Back in the smoke since last Thursday, but hoping to make a break and head East again later this week, these photos help me connect to a quieter, slower rhythm.
And oh, those East Anglian skies. They start at waist height and seem to go on for ever.
Living in town, we get used to crowded landscapes; dramatic but limited views. To see the world open up like this is like drawing a long breath.
I shouldn’t want to live there all the time. There is a flip side; car dependency; winds that sweep unchecked across the land; isolation. But as a bolt hole, it suits me well and recharges my batteries.
I spent my undergraduate years in the East. Something stuck. And every journey there is charged with memories, because this is where my parents moved to when they retired. So many journeys to see them. My father’s death, then my mother’s. My initiation to boat ownership, supported by Cat who adapted to this new experience as he adapted to so many others.
My nephews are close by, so there is life as well as death. And always new memories to make.
Reblogged this on ARTE, SIMPLESMENTE….
You’re planning to make the most of the end of summer, good for you!
The thing is, I have only been there twice this summer because of my broken wrist and work. So if poss, I want to spend some more time there before winter, and stock up on those memories for winter.
Isobel you have touched on why we can’t move back to the city (certainly thinking about it) and everything we love about the country! Not always quiet in the country, I could without the ATVs!
could LIVE without… sorry!
I had to look up what ATV stands for. Someone had a quad bike near the Southbank on Sunday. The noise!!!!
It is beautiful but a place to visit for me. It is too flat for me to live there.
There are occasional hills, but not many!

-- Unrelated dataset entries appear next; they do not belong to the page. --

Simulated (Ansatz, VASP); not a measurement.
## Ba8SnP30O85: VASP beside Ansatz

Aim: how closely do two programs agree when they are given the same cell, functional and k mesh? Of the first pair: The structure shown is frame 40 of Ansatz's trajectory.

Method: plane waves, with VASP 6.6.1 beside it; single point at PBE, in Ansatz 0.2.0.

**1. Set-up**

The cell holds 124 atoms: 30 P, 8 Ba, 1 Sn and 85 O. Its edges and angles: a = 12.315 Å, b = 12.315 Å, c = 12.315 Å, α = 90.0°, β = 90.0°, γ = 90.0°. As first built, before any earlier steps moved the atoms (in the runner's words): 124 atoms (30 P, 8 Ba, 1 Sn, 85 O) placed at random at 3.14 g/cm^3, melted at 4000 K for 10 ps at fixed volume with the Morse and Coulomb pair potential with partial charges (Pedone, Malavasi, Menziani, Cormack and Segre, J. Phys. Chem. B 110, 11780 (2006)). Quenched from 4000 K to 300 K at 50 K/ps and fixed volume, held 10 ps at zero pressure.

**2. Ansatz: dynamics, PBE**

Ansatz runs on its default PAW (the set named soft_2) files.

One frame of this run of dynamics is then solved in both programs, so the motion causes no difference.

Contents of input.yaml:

it does look like a lovely place to visit. those hay bales are straight out of a picture book 🙂
i am reminded of the hobby farm where my parents spent much of their retirement. my Dad actually spent all of his there, and my mom is spending her second retirement in the city, where she still grows a vegetable garden at almost 89 years of age, bless her. she would quite enjoy this here, too.
thanks for sharing.
I love those great fields in East Anglia, and the crops growing. I miss that here, as it’s sheep, or cattle or rough mountainy land – very few crops here. I know what you mean about drawing a deep breath – the beach does that for me.
Yeah, it has to someone where you can see and feel the space around you. I ache to get walking in Surrey or Kent this autumn. I can just marine the chalk paths through the hedgerows; the orchards; the views across the Weald.